2025-12-01
Written by Evelyn Carter
Burden of the mind (2024) | © Hannah Bang. Courtesy the artist
In her performance What is the Bundle?, interdisciplinary artist Hannah Bang examines endurance through a quiet, rhythmic relationship between the body, drawing, and a wall arranged with carefully taped pencils. Instead of placing the burden on her body, Bang constructs a visual score on the wall—twelve sharpened pencils per hour—each waiting for its turn. As the drawing progresses, paper tears, graphite accumulates, and the act of continuation becomes a central question. We spoke with Bang about responsibility, repetition, and the subtle tension between collapse and persistence.
Q1. How was the concept for What is the Bundle? begin?
Hannah Bang: It started with the question: What remains after effort? I was thinking about responsibility as something that accumulates quietly over time. So I wanted a structure where responsibility isn’t carried on the body but exists just slightly away from it—organized, visible, waiting. The pencils taped to the wall became that structure.

What is Burden? (2025) Pre-Performance, March | © Hannah Bang. Courtesy the artist
Q2. Why are the pencils arranged on the wall, rather than on your body?
Bang: When the pencils are on the wall, they act like a timeline or a queue of future tasks. They're externalized. Each pencil is a unit of duration. By removing them one by one, the performance becomes a negotiation between myself and a system I’ve already built.
If they were on my body, the weight would be about burden.
On the wall, the weight becomes anticipation, structure, memory.
Q3. Can you describe the process of performing the piece?
Bang: Before I begin, I tape sharpened pencils onto the wall in a straight or slightly curved line—twelve per hour. During the performance, I take one pencil from the wall, draw with it until it dulls or breaks, then reach for the next. The drawing begins on fragile paper, which eventually tears. Once the paper falls, I continue directly on the wall.
There’s a moment where the surface shifts without my decision. That is the part I love.

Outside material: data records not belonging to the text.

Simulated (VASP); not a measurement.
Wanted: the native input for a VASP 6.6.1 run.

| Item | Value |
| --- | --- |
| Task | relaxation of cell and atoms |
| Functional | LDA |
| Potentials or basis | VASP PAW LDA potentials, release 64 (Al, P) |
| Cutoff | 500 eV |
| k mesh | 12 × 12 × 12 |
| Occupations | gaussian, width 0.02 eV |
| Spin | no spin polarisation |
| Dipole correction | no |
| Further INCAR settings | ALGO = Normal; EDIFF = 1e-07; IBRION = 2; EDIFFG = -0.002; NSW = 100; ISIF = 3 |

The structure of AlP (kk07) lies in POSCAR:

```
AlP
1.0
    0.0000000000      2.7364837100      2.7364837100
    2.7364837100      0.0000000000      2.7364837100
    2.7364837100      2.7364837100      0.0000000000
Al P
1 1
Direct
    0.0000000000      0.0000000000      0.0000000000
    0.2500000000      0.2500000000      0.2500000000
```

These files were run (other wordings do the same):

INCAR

Detail of What is Burden? (2025) Pre-Performance, March © Hannah Bang. Courtesy the artist
Q4. The paper tearing feels symbolic. Is it intentional?
Bang: No. The paper is for professional drawing so it is not easy to tears. When it tears, the drawing transitions onto the wall behind it. This moment embodies responsibility—not as collapse, but as transfer. The work doesn't stop when conditions stop being ideal. It just shifts form.
Q5. Your work often addresses endurance. How do you define endurance in this piece?
Bang: Always the word endurance is heavy to me. Endurance is not spectacle. It’s attention.
I draw intentionally and continuously for one to four hours. Over time, the gesture becomes less about the image and more about the act itself.
I often say:
“I don’t perform to complete something; I perform to understand what remains.”
Endurance is the space where that understanding emerges.
Q6. What role does repetition play in the performance?
Bang: Repetition is how responsibility feels in daily life—quiet, cyclical, almost unnoticed. Each mark is small, but they accumulate. Repetition reveals change, fatigue, hesitations, and small decisions. It creates a pattern of persistence.
Q7. How do the visual components support the concept?
Bang:
The row of pencils structures time.
Graphite marks register the body’s effort.
Torn paper reveals the tension between fragility and persistence.
Shadow projections mirror the body’s movement, doubling the action.
The wall becomes a witness, holding the remains of effort.
Q8. What do you hope audiences experience while watching?
Bang: I hope they feel a kind of quiet urgency. Not intensity, but continuity. The transitions are subtle—paper tearing, pencils diminishing, graphite shifting tones with charcol's smells around the wall. I want viewers to notice the small things.
Q9. Responsibility appears to be a central theme. Why responsibility?
Bang: Responsibility accumulates, like marks.
One of the thoughts I return to is:
“Responsibility feels like a repeated mark—soft, but impossible to erase fully.”
This piece visualizes that accumulation.
Q10. When the performance ends, what remains for you?
Bang: The trace. The question. And the marks that refuse to disappear.

The Mind (2024) | © Hannah Bang. Courtesy the artist
Conclusion
Through a choreography of gestures and a wall lined with waiting pencils, Hannah Bang’s What is the Burden? transforms endurance into a delicate record of responsibility. The performance reveals how effort accumulates into quietly persistent forms—on paper, on walls, and within the viewer. In each tear and graphite line, Bang invites us to consider what remains after the moment of action has passed.